Analyzing and predicting virtual goods auctions in an online game

Written by Dr. Ulrich Sigmund on Monday, 22 April 2013.

Many massive multiplayer online games have their own virtual economy where virtual goods are traded against a virtual (or sometimes real) currency. These trades happen in either a direct form, e.g. player to player or player to NPC or in an anonymous form of an auction. The later allows a price finding and represents an almost perfect market. A distinguishing feature of these virtual auctions is the limited set of merchandise.

In this article I will look at the virtual goods auctions in the browser game Horizon. This game is staged in a SciFi space environment and the goods in question are ancient alien devices. These devices can be found or harvested in various ways and may be traded amongst players in a direct way or using a common and annonymous auction place.

ScreenshotAuction

It is important for players as well as the game administrators to know the value of these goods, and with the help of the auction results it should be possible to predict the outcome of an auction before it is started.

Getting the Data

Unfortunately there is no log in the game that records the auction results, only user interactions are logged. The game server stores a complete backup of the games state, including all user account data, every 20 minutes and these logs are kept for debugging and recovery needs for approximately 14 days. We will therefore harvest these logs for auction results. The game code dates back to 2004 and the state files had to be extended frequently in the past – so they are now in a hard to parse and not standard text form. The ANKHOR lexer and EBNF parser was used to build a grammar to parse these files, and extract the interesting information from the state files.
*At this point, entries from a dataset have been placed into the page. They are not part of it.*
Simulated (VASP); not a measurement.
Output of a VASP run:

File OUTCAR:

After parsing the state files for the full two weeks (11.5 GByte) the sheet harvested 2550 Auction entries which yielded 155 completed auctions.

A quick glance at the data shows that there are significantly more players selling than buying items. This is expected considering that the number of hardcore collectors is small.

Sellers Stats Buyers Stats

Analyzing the Data

Each device that is traded is a combination of five features, a quality level that specifies the power of the artifact, a color that provides factors when combining it with other devices, an alien race that that provides some basic powers, a type that defines what the device does (e.g. generate energy or helps constructing buildings) and an extension that has a positive or negative effect on other buildings or units in the players account.

Each feature will be used to predict the devices value. The simple assumption we will make is, that price is a product of factors determined by the features – we will those use a factorizing analysis. A decision tree would not give us a continuous price spectrum and would result in an overfitted predictor due to the small number of training auctions compared to the number of possible items. A linear regression is problematic because all features are discreet.

Using the prediction on the training set and the geometric mean of the modified price for each device, results in a root mean square log error of 0.45, which is much better, than the currently built in prediction which has 3.05.

Foctorize Graph

We will now look at the individual features.

The first feature we look at is the device quality. It is possible to craft more powerful devices by merging three similar devices of a lower quality level into one. Thus we would expect that each level is three times more expensive than its lower level.

Factors Quality

While this assumption holds true for the last step (there are more valuable items in the game, but they are not traded at the current state of the universe), we do observe a factor of roughly two for the lower levels. The reason for this unexpected evaluation is most likely the ability of lower quality devices to provide some features to higher quality devices when used in crafting.

The next feature is color. Color in itself has no direct value, but there are different saturations and six different hues. For crafting and combining one needs similar hues and saturations and for other game purposes a balancing of hues. Devices with a stronger color should thus be more valuable. The hue factor might be influenced by the total number of devices of this hue in the universe.

Colors Frequency

Colors Factors

This assumption seems to be correct. The more intense colors achieve a higher price, and the abundance of green devices reduces the price.

Each of the five races has a different bonus factor and thus represents the preference of the players for the type of bonus. This information is valuable when balancing those factors during game design to result in a similar power for each race

Factors Race

It appears that the players are willing to pay a premium for the “Diggren” race device, which provides a bonus for mining and similar activities. The factor of two compared to the other races indicates, that some rebalancing should take place.

A similar argument can be made for the type of device, but here the value should be used to moderate the frequency of the device – resulting in a lower frequency for more valuable types.

Factors Type

It appears that players have a preference for three types of devices, the others are more or less considered equal.

Finally we have the device extension, and now we also see negative factors – using such a device would have a negative impact of the players account and thus should reduce its value.

Factors Extension

The positive extensions (blue) show a slightly higher factor on average, but not as strong as would have been expected. There are various reasons why this might be the case. First the small sample size compared to the large numbers of possible extensions might simply result in noise instead of knowledge. Second players consider extensions not so important, because they can be eliminated or replaced during crafting.